One way to achieve that capability would be with a “dual-use upper stage” carrying three or four RL-10s. All of them would ignite to loft the payload—an Orion crew capsule, in-space habitat or lunar lander—into LEO, and then some subset of that number would fire for the translunar injection to send the payload toward the Moon.
NASA has not ruled out using the J-2X for that portion of the trip, but it may be faster to develop the dual-use stage than the originally planned SLS upper stage powered by the J-2X, and a cryogenic propulsion stage (CPS) to reach lunar orbit. “To try to save costs and accelerate mission capability, [we've looked at] combining the functions of our upper stage and the CPS so that we just have to have one stage,” says Creech.
Development of the J-2X started under the George W. Bush administration's Constellation Program, which envisioned a human-rated launcher called the Ares I that used a shuttle-derived solid-fuel first stage and an upper stage powered by the J-2X. Initially, the J-2X was expected to be the most time-consuming element of the Ares I, although its Saturn heritage was selected to minimize development complexity.
Now, the engine has been built, using drawings and some hardware retained by NASA and Aerojet Rocketdyne, and is in development testing at Stennis Space Center, Miss. Those tests are scheduled to end next year, and then work on the J-2X will halt “until we're ready” to integrate the engine with an SLS upper stage, May says.
“Under constrained funding, the number of simultaneous developments is limited, and that's why we've essentially ended up with the architecture we did, because we only have the core to develop,” he explains, referring to the SLS first stage. “And if you can do a dual-use upper stage, you can actually get to a very capable rocket with only one more major development—not an upper stage and then a CPS.”

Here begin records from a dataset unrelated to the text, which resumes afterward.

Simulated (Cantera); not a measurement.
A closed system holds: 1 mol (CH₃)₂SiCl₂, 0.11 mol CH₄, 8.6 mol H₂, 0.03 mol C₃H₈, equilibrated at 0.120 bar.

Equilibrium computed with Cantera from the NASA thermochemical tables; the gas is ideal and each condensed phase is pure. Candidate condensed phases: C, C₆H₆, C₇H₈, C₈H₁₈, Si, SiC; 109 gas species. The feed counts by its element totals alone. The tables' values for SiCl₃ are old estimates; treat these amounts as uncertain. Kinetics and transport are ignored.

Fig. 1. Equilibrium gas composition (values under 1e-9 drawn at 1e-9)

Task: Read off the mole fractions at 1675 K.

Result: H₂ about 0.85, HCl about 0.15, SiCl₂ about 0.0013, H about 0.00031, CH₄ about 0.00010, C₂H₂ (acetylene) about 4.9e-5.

That make-the-best-of-a-bad-situation approach is standard these days in NASA's Human Exploration and Operations (HEO) directorate, which is forging ahead with plans for human spaceflight in cislunar space despite the funding uncertainty. Planning is underway to send the first two tests of the initial 70-ton SLS variant—the core stage, powered by surplus RS-25 space shuttle main engines, with a Delta IV upper stage and Orion capsule—to a distant retrograde orbit (DRO) around the Moon (see illustration). That is also where NASA wants astronauts to meet an asteroid nudged there by a solar-electric tug (AW&ST Sept. 23, p. 26). The test flights—one with a crew—are set for 2017 and 2021, and the asteroid redirect mission would follow by 2025.
If the asteroid mission is canceled, it will still have served a valuable function as a focus for flight engineering, according to William Gerstenmaier, associate administrator for HEO and a master of the make-do approach to human-exploration development. Just as the basic principles of operating in LEO were worked out in the early days of spaceflight, the prospect of working in DRO or at the Earth-Moon libration points L-1 and L-2 is driving planning that can be useful for decades to come.
“We developed all these safety techniques to operate with this huge gravity vector from the Earth,” he says. “So now we're in this different region where we don't have that huge gravity vector. What are those rendezvous and prox-ops techniques that we ought to be developing in that environment?”
An Orion crew in DRO might have to wait as long as five days to return to Earth in an emergency, and Gerstenmaier says the use of lunar gravity assists will become “routine,” not just in such cases, but also to move around cislunar space. Other ideas for the asteroid mission—including the possibility of snatching a boulder from the surface of a large asteroid instead of grabbing a small space rock and nudging it into DRO—were to have been discussed at an invitation-only Asteroid Initiative Ideas Synthesis Workshop in Houston last week, hosted by the Lunar and Planetary Research Institute.